Tony Abbott appeared in front of the press this morning to offer his own bizarre version of the olive branch to the Government: "Don’t worry Julia, you don’t have to adopt all of our asylum policy, just parts of it. We’ll work with you, change the Migration Act, give you a breather, we swear."
But he wasn’t channeling Ban-Ki Moon so much as Madame Lash. Abbott’s sly plea a demand for the ALP to Submit! in the latest episode in Australia’s increasingly debased national politics.
He wants the ALP to go back to Nauru, to ignore the Solicitor General’s advice, maybe even get slugged with a second failure in the High Court. The public knows it, and we love it. We’re all voyeurs as we watch Gillard and the ALP humiliated on one issue after another, squirming and pleading for the cameras. And then there are the shamefaced excuses at the end of the day: "We were just trying to stop the people smugglers, I swear." It’s too much.
Most titillating is the ongoing speculation over the ALP leadership.
The nation’s political commentators, licking their lips, report the latest scuttlebutt and speculation from one anonymous twerp after another. "Tell me your dirty secrets," they whisper. "Who will it be? Shorten? Smith? Swan? Who cares that they’re only on 5 per cent, we neeeeeed it! Who’s going to do the deed?" They’re ready and waiting to report when anything or anyone is stroked by a faceless man.
Phillip Coorey is the best of the bunch at kiss and tell. His quote from an anonymous Labor MPs about the Craig Thompson business is the most burlesque example of the genre: "Mate, if he fucking murdered someone we’d try and keep him until 2013." Coorey’s in: he gets to stand behind the one-way-mirror with the creeps.
It’s not just the ALP, either.
When Independent Tony Windsor says the crossbenchers would be more open to a Turnbull-led Coalition he’s asking whether the Libs are prepared to debase themselves to win government. Only 19 per cent of Liberal voters want Turnbull, compared with 40 per cent for Abbott. And right now the Coalition is happier dishing out the lash than taking it, even if it means being led by a man who’s likely to eat the soap if he spends too long in the bath.
But it doesn’t stop there. The pundits are having a great time as they describe the Governments’ suffering — and simultaneously recommend new tortures and contortions.
Take for instance Joe Hildebrand. Today he recommends Labor realise that "death can be liberating", and go out with a splash, trying to be remembered for something positive. You can just imagine him snarling, "You’re worthless. You’re nothing, look at you, you pathetic excuse for a political party. Look at the polls. 78 per cent of voters think you’ve made a mess of the asylum seekers issue. Lick my boots, process them onshore, do it."

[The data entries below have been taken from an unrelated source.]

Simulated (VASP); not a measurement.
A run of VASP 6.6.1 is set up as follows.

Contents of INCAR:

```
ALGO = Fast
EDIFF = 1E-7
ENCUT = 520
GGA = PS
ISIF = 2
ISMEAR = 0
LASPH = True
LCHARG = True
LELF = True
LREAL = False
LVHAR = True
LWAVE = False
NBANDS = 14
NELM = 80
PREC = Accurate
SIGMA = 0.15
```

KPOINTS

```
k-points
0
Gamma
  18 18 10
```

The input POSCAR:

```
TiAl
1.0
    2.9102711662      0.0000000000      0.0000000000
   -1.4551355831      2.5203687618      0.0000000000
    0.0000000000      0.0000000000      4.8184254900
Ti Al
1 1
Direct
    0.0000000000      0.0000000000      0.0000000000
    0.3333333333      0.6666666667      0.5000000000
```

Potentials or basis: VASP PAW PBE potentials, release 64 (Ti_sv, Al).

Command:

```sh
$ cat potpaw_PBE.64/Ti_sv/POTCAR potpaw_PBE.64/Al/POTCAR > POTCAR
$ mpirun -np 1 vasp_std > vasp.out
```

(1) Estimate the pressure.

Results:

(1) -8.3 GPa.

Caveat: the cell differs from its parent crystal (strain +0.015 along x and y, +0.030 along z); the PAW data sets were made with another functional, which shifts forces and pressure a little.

Maybe it’s our fault. Maybe us voters just want to be told what to do. "I don’t like Rudd, oh, now I don’t like Gillard, they’re all crooks, wait, now I want Rudd back, oh God!" 78 per cent think Gillard’s mucked up the asylum issue, but 57 per cent want Abbott, whose policy would have gone in the same direction. We wanted action on climate change but are now happier to indulge cranks and battle each other than do anything about it.
And so here we all are, writhing around in pain as the nation’s politicians and political commentators vie to humiliate each other. It’s all a bit too much like Bertrand Russell’s description of democracy as a man in his sick bed, tossing from side to side in search of respite.